Observations

A £10,000 personal allowance: who would benefit, and would it boost the economy?

Date: 09 March 2012
Authors: James Browne
Publisher: IFS

Despite the planned net fiscal tightening of £123bn per year by 2016-17, the coalition government has sought to cut income tax for low-income individuals by increasing the income tax personal allowance to £10,000 by 2015-16. Significant increases to this allowance - the amount of income that is not subject to income tax - have already been implemented or announced, at a combined cost to the government of nearly £5 billion per year: it increased by £1,000 in 2011-12 to £7,475, and it will increase by a further £630 in 2012-13 to £8,105 (£700 and £210 more than it would have gone up by under default indexation rules in those years respectively).

How much more would it cost the government to meet its target of reaching a £10,000 personal allowance by 2015-16? Normal price indexation of the personal allowance (the assumption underlying the Office for Budget Responsibility's forecasts for the public finances) would mean that it would reach £8,885 in 2015-16 without any discretionary policy changes given current inflation forecasts. Compared to this baseline of £8,885, a personal allowance of £10,000 in 2015-16 would mean that tax revenues were £5.3 billion lower in that year. To reach that ambition earlier, as several Liberal Democrat and Conservative politicians have recently advocated, would reduce income tax revenues by more than this, as shown in the table below:

 

Year £10,000 personal allowance introduced

Annual cost to the Exchequer

 

2012-13

£8.9bn

 

2013-14

£7.7bn

 

2014-15

£6.5bn

 

2015-16

£5.3bn

 

Note: Costs are for the year in question: if the personal allowance were subsequently increased in line with inflation (the default indexation policy), the cost would remain roughly the same. Alternatively, if the personal allowance were frozen at £10,000, the cost would fall as shown in the table.

Source: Author's calculations using the IFS tax and benefit microsimulation model, TAXBEN, run on uprated data from the 2009-10 Family Resources Survey.

 

These figures all assume that the threshold at which the higher 40p rate of income tax starts to be applied is unaffected. This means that higher-rate taxpayers get the same benefit from the higher personal allowance as those who remain basic-rate taxpayers. If the government wanted to lower the cost of achieving a £10,000 personal allowance, it could prevent higher-rate taxpayers from benefiting at all by reducing the threshold at which the 40p rate starts to be applied: this would reduce the cost to the Exchequer from £5.3 billion to £3.3 billion in 2015-16. This approach would lead to a significant increase, of around 600,000 in the number of higher-rate taxpayers. Under current policy proposals this would also mean that about 200,000 more families with children would lose their Child Benefit because an adult in that family would become a higher rate taxpayer after the lowering of the higher rate threshold (these Child Benefit savings would account for about £300 million of the reduced cost to government of meeting its £10,000 target in this way).
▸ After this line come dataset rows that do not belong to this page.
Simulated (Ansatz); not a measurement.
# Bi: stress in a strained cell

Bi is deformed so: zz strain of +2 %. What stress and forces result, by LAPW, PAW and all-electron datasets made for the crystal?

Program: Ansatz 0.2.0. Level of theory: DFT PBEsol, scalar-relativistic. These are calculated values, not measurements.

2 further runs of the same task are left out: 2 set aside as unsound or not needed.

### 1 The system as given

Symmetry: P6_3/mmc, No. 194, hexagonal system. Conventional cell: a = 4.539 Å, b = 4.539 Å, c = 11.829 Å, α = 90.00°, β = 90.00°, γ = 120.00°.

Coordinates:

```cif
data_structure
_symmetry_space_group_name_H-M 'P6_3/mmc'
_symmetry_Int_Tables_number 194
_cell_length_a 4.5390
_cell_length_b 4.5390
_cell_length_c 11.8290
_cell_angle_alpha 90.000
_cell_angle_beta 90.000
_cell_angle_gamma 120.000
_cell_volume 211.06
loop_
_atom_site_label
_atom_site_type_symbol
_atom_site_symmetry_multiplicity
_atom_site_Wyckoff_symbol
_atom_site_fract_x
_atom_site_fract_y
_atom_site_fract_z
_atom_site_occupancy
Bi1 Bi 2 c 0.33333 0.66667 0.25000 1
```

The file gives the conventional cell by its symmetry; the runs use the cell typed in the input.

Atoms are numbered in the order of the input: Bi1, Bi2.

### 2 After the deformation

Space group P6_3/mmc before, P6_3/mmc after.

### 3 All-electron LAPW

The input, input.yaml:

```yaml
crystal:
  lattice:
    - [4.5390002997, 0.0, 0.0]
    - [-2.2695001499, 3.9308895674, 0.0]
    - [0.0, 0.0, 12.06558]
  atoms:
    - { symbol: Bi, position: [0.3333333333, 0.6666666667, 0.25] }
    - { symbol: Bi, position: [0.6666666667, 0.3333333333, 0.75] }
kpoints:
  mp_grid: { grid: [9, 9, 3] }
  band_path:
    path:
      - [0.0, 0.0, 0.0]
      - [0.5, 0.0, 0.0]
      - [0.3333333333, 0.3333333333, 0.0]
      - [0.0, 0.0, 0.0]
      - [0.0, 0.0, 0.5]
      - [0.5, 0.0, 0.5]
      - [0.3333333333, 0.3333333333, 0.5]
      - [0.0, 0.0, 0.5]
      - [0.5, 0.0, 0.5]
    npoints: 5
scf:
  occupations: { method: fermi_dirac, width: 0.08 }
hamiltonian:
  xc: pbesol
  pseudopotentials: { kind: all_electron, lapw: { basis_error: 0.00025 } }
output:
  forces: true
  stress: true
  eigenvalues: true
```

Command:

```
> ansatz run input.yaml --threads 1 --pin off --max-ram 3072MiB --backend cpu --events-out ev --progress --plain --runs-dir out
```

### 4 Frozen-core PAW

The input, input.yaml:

The gain from increasing the personal allowance to £10,000 in 2012-13 (without changing the higher rate income tax threshold) would be £379 a year to each individual taxpayer aged under 65 with an annual income between £10,000 and £116,210. There are three groups of individuals who would not benefit: those aged 65 or over, who already have tax allowances exceeding £10,000 (other than those with incomes above around £29,000 who see their allowance reduced to the level of the allowance for those aged under 65); those who do not have incomes high enough to pay income tax anyway (more than a third of the adult population); and those who have the personal allowance fully withdrawn as their income exceeds £120,000. Those with incomes between £8,105 and £10,000 would see their income tax liabilities fall from less than £379 to zero. A gain of £379 is of course larger as a percentage of income to a low-income individual than someone with a higher income, although it is important to remember that the poorest third of adults do not benefit at all because their incomes are already below the personal allowance.

But if we examine the distributional impact at the family level (which is normal for this sort of analysis, since we would expect at least some degree of income sharing within families) we get a different pattern to the one we might expect. This arises because two-earner couples, who tend to have higher family incomes, can benefit twice over from the increase in the personal allowance because both members of the couple would see their income tax liabilities fall by £379, meaning that they would gain £758 in total. Thus, the highest average cash gain occurs in the second-richest tenth of the income distribution (some of the richest tenth would not benefit because of the withdrawal of the personal allowance above £100,000, lowering the average gain for this group). As a percentage of income, the gain is roughly the same from just below the middle to just below the top of the income distribution, with the bottom and the very top gaining by less than this.

To summarise, the common assertion that increasing the personal allowance is progressive is true if one considers the gains across individual income taxpayers. It is not true if one considers the gains across all families as relatively few of the poorest families contain a taxpayer and two-earner couples gain twice as much in cash terms as one-earner families.

Distributional impact of increasing personal allowance to £10,000 in 2012-13, by income decile group

Income deciles

Notes: Income decile groups are derived by dividing all families into 10 equally-sized groups according to income adjusted for household size using the McClements equivalence scale. Decile group 1 contains the poorest tenth of the population, decile group 2 the second poorest, and so on up to decile group 10, which contains the richest tenth.

 

Source: Author's calculations using the IFS tax and benefit microsimulation model, TAXBEN, run on uprated data from the 2009-10 Family Resources Survey.

 

Some have argued that a higher income tax allowance would be a good way of introducing a short-term fiscal stimulus for the economy. In our annual Green Budget, we argued that the case for a fiscal stimulus was not clear cut, but said that if the government did choose to introduce one, it should be timely, targeted and temporary. Increasing the personal allowance does not seem to meet any of these criteria. An increase in the allowance would not be especially timely: individuals would not see the effect in their pay packets until the Autumn. It would not be well targeted: the Office for Budget Responsibility suggests that increased investment spending or spending on benefits (or indeed cuts to the main rate of VAT) would deliver a larger direct boost to the economy in the near-term. And being a long term government ambition it would not, of course, be temporary.

Increasing the income tax allowance takes low income people out of income tax. Therefore, it is the best way of focusing income tax cuts on those with lower incomes. And it will strengthen work incentives, especially for low earners. But it is important not to claim too much for a policy which, especially in the current fiscal climate, is expensive. By definition it will not help those on the lowest incomes, who do not pay income tax anyway. And in the current context it is clearly not the best way of delivering a short term fiscal stimulus - and it should not be pursued for that reason. Any stimulus needs to be timely, targeted and temporary.